I started to write a summary/recap of the first two episodes of Star Wars: Obi-Wan Kenobi last week after they aired on Disney Plus back to back. And it just wasn't working, because 900 words in, I had barely touched the recap portion of the first episode.
Now, we are three episodes into my most-anticipated Star Wars show to date, and it feels like a good time to (briefly) assess where the show is at and how it fits in within the overall saga. As a word of caution, Part III spoilers are below.
Some have characterized this show as Star Wars: Episode 3.5, and it appears to fit that label perfectly. I love everything George Lucas did with Star Wars: Revenge of the Sith (2005), and my love for the character of Obi-Wan made me anticipate this show unlike any other the past 17 years.
Early in the first episode, Obi-Wan tells Bail Organa "I'm not the man I used to be" and we see those words supported by action throughout the first half of the season. From struggling to use the Force (Part II) to getting his rear end handed to him by Darth Vader (Part III), this is not the Obi-Wan we knew from the prequel era. And nor should it be. He is a shell of his former self because of guilt, the atrophy of living the quiet life on Tatooine and his choice to stay out of anyone's notice while watching over Luke Skywalker.
Ewan McGregor handles the role with everything I hoped for from this character in this time. His performance is subtle but powerful, and even though he inhabited the character for nine years, it's hard to find that character at present, due to McGregor's considerable skill in front of the camera.

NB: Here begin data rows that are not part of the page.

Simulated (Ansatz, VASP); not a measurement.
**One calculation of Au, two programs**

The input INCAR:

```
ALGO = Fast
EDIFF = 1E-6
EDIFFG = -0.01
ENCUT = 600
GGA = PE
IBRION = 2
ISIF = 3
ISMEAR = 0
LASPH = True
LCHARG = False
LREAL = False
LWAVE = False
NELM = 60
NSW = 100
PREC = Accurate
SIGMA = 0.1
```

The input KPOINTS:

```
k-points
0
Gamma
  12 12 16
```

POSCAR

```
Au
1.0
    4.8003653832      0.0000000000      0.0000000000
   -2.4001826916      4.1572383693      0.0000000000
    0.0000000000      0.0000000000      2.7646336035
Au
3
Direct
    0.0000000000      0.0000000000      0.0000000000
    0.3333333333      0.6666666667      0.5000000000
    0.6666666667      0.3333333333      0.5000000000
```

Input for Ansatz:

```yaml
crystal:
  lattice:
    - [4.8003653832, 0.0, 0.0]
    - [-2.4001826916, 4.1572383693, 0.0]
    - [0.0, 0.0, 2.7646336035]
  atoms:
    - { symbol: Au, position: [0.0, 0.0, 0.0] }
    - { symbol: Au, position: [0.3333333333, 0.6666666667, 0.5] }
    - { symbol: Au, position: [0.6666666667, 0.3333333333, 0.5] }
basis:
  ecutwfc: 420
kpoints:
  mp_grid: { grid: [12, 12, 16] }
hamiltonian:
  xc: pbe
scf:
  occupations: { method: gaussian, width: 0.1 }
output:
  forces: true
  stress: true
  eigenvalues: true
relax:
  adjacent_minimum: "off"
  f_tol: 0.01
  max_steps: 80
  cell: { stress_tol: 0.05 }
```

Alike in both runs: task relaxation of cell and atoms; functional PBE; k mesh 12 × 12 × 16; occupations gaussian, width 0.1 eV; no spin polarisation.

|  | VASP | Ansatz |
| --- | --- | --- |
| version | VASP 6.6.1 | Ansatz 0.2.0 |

Leia Organa, played by Vivien Lyra Blair, has been a delightful surprise in the show. She portrays a 10-year-old Leia with just the right mix of sass, smarts and wisdom beyond her years, everything Carrie Fisher poured into the character in 1977. Leia and Obi-Wan spend most of Parts II and III together, forming a dynamic bond that you know is going to last many years into the future for the two main characters. Part III ends with Leia in the most threatening danger yet, confronted alone in a tunnel by Reva, the Third Sister Inquisitor, brilliantly played by Moses Ingram.
We see a very quick shot of a bacta tank-ensconced Darth Vader at the end of Part II. In Part III, director Deborah Chow presents the most evil and terrifying version of Vader we've ever seen. He storms through the dark village on Mapuzo. He kills innocent bystanders for no reason, with barely a wave of his arm. His fighting style is not yet refined for the suit, but vicious, and he embeds Obi-Wan in a fire towards the end of Part III, wanting his old master to experience the exact same kind of pain he did back on Mustafar in Revenge of the Sith. James Earl Jones is indeed back providing the voice, while Hayden Christensen is donning the Vader suit once again in the series.
Two key questions linger as we move into the show's second half: How does Reva know Vader is Anakin Skywalker? And how does the Grand Inquisitor survive? The Grand Inquisitor is alive, because we see him in season one of Star Wars: Rebels (2014-18). A key line in his death scene in that show stands out to me: "There are things worse than death." Could we square that circle in one of these final three episodes?
A couple weeks ago I wrote about the risk of projecting my own expectations upon this series. My expectations were honestly sky-high for this series, and I have to say, three episodes in, those expectations have been exceeded to a great degree. Obi-Wan Kenobi, the perfect Jedi who fails with galactic consequences, is the saddest, yet most compelling character to study in one of these shows. Vader acts as the ideal foil, and while they did cross lightsabers in Part III, I don't believe it's the last time they will in this series. This is a Star Wars high point for me, and I feel grateful this story is finally out there for all of us to enjoy, in all its glorious pain.